The Fifteenth Amendment is one of the three Reconstruction Amendments added after the Civil War to rebuild the United States and define citizenship more fully. Ratified in 1870, it says that the right to vote cannot be denied because of race, color, or previous condition of servitude. This mattered because millions of formerly enslaved Black men were seeking political voice and legal protection.
The amendment became a foundation for later voting rights struggles in American democracy.

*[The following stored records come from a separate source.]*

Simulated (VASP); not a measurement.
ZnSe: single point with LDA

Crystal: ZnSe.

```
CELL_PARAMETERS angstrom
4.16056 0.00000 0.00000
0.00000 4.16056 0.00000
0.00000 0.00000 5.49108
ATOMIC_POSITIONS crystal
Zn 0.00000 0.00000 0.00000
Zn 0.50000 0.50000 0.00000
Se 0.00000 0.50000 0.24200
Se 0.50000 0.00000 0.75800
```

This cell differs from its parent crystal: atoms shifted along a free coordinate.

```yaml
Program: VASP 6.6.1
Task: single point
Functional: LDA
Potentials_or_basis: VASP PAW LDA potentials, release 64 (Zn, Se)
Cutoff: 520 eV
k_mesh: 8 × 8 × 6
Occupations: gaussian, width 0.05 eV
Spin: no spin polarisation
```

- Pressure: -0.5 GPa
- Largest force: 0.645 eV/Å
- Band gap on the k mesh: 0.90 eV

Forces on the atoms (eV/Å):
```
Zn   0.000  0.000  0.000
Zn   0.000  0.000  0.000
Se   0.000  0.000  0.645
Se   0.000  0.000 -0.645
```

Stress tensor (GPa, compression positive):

The amendment did not automatically create equal voting access in practice. Many states used poll taxes, literacy tests, grandfather clauses, intimidation, and violence to keep Black citizens from voting while claiming they were not violating the amendment directly. Nearly a century later, the Voting Rights Act of 1965 gave the federal government stronger tools to stop discriminatory voting rules.
The story of the Fifteenth Amendment shows the difference between a constitutional right and the enforcement needed to make that right real.
Key Facts
- The Fifteenth Amendment was ratified in 1870 during Reconstruction.
- Core rule: Citizens cannot be denied the right to vote because of race, color, or previous condition of servitude.
- The amendment originally protected voting rights for men, because women did not gain constitutional voting protection until the Nineteenth Amendment in 1920.
- Section 2 gives Congress power to enforce the amendment through appropriate legislation.
- Discriminatory barriers included poll taxes, literacy tests, grandfather clauses, intimidation, and unequal registration rules.
- The Voting Rights Act of 1965 strengthened enforcement of the Fifteenth Amendment by targeting racial discrimination in voting.
Vocabulary
- Fifteenth Amendment
- A constitutional amendment ratified in 1870 that prohibits denying citizens the right to vote based on race, color, or previous condition of servitude.
- Reconstruction
- The period after the Civil War when the United States tried to rebuild the South and redefine the rights of formerly enslaved people.
- Suffrage
- The right to vote in political elections.
- Poll tax
- A fee required to vote that was used in many places to prevent poor citizens, especially Black citizens, from voting.
- Voting Rights Act of 1965
- A federal law that gave the national government stronger power to stop racial discrimination in voting.
Common Mistakes to Avoid
- Saying the Fifteenth Amendment gave all Americans the vote is wrong because it protected voting from racial discrimination but did not include women at the time and did not remove every voting restriction.
- Assuming the amendment ended voter suppression immediately is wrong because many states created barriers such as literacy tests, poll taxes, and intimidation to avoid equal access.
- Confusing the Fifteenth Amendment with the Nineteenth Amendment is wrong because the Fifteenth addresses race and former enslavement, while the Nineteenth protects voting rights regardless of sex.
- Ignoring Section 2 is a mistake because the amendment depends on Congress having enforcement power, which later supported laws such as the Voting Rights Act.
Practice Questions
- 1 The Fifteenth Amendment was ratified in 1870 and the Voting Rights Act was passed in 1965. How many years passed between these two events?
- 2 If a state had 120,000 eligible voters but a poll tax prevented 30 percent from voting, how many eligible voters were blocked by the tax?
- 3 Explain why a literacy test could violate the purpose of the Fifteenth Amendment if it was applied unfairly to Black citizens but not to white citizens.